The Long War on Terror and Great Power Conflict Across Eurasia

globeonfire

Luke Phillips

General David Petraeus published an op-ed at the Washington Post that deserves to be reprinted at length here.

The General provides us with what the security community would call a BFO (“blinding flash of the obvious”) but what will probably come as an unfortunate shocker to most of the Washington D.C. political elite. Basically this: the War on Terror isn’t over and won’t be over for a long time, so we need to be vigilant and prepared for a long, twilight struggle. Here’s Petraeus:

First, it is increasingly apparent that ungoverned spaces in a region stretching from West Africa through the Middle East and into Central Asia will be exploited by Islamic extremists who want to establish sanctuaries in which they can enforce their extremist version of Islam and from which they can conduct terrorist attacks.

 Second, it is also apparent that the attacks and other activities of such extremists will not be confined to the areas or regions in which they are located. Rather, as in the case of Syria, the actions of the extremist groups are likely to spew instability, extremism, violence and refugees far beyond their immediate surroundings, posing increasingly difficult challenges for our partners in the region, our European allies and even our homeland.

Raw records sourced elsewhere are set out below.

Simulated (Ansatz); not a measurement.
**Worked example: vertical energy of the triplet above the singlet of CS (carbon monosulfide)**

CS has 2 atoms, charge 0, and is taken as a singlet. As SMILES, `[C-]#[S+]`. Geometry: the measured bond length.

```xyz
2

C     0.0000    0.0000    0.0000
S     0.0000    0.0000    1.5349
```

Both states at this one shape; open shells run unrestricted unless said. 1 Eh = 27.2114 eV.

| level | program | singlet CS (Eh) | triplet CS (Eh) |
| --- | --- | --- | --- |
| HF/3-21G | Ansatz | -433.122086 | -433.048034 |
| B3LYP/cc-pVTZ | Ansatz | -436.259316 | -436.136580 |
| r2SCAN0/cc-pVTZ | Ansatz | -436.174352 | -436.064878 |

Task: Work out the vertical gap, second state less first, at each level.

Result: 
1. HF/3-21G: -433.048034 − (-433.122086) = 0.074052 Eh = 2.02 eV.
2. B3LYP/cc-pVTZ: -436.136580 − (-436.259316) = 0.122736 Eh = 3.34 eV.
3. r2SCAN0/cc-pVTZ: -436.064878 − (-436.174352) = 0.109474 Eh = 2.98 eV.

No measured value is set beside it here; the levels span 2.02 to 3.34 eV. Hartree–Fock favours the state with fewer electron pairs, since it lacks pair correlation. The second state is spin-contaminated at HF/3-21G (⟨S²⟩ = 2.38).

Third, it is also increasingly clear that, in responding to these challenges, U.S. leadership is imperative. If the United States does not lead, it is unlikely that another country will. Moreover, at this point, no group of other countries can collectively approach U.S. capabilities. This does not mean that the United States needs to undertake enormous efforts to counter extremist groups in each case. To the contrary, the United States should do only what is absolutely necessary, and we should do so with as many partners as possible. Churchill was right when he observed, “There is only one thing worse than fighting with allies, and that is fighting without them.” And, if one of those partners wants to walk point — such as France in Mali — we should support it, while recognizing that we still may have to contribute substantially. 

Partners from the Islamic world are of particular importance. Indeed, they have huge incentives to be involved, as the ongoing struggles are generally not clashes between civilizations. Rather, what we are seeing is more accurately a clash within a civilization, that of the Islamic world. And no leaders have more to lose should extremism gather momentum than those of predominantly Islamic states. 

Fourth, it is becoming clear that the path the United States and coalition partners pursue has to be comprehensive and not just a narrow counter-terrorism approach. It is increasingly apparent that more than precision strikes and special operations raids are needed. This does not mean that the United States has to provide the conventional ground forces, conduct the political reconciliation component or undertake the nation-building tasks necessary in such cases. In Iraq at present, for example, it is clear that the Iraqis not only should provide those components, but also that they have to do so for the results achieved — with considerable help from the U.S.-led coalition — to be sustainable.

Fifth, and finally, it is clear that the U.S.-led effort will have to be sustained for what may be extended periods of time — and that reductions in our level of effort should be guided by conditions on the ground rather than fixed timetables. While aspirational timelines for reductions in our efforts may have some merit, it is clear from our experiences under both post-9/11 administrations that premature transitions and drawdowns can result in loss of the progress for which we sacrificed greatly — and may result in having to return to a country to avoid a setback to U.S. interests.”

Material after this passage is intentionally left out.